Even the most casual observer knows that birds are not always nice to each other.Territorial disputes are common, between birds of the same or different species. In our Florida neighborhood, mockingbirds seem to defend an invisible property line and face off on either side of it. Blue Jays and Northern Mockingbirds chase each other through the trees, the way I used to see jays and robins fight over domination of our back yard cherry tree in New Jersey.     

One might ask, why don’t birds just get along and not waste energy fighting with one another? In nature, behaviors usually carry some survival value which may not always be readily apparent. Of course, defense of nesting and feeding territory is a most basic form of “Homeland Security.”

Disputes between birds usually do not result in physical violence. Often, an aggressive gesture or a hostile verbal exchange is enough to settle a dispute, at least for the moment.

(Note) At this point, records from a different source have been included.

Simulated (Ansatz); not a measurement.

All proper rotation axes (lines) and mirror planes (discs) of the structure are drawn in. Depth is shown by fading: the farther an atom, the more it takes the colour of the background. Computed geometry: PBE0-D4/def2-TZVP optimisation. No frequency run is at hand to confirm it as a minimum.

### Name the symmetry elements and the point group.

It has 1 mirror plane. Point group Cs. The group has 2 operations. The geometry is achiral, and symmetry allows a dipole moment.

These two male Boat-tailed Grackles (no this is not an exotic “Three-legged Frogmouth”) are vying for control over the same nesting harem, centered around a medium-sized palm tree in our yard. Click on the photo to see ritualistic sequences in their non-violent “dance competition,” after which the loser simply flies away :

Boat-tailed Grackle Dance 20100730

A markedly dissimilar female Boat-tail grasps a dragonfly to feed to her young and seems to pay no attention to the epic contest:

Female Boat-tailed Grackle lWith Dragonfly 20090410

Birds cannot frown, but posture can convey hostile intent. Are these Gray Catbirds having a domestic disagreement?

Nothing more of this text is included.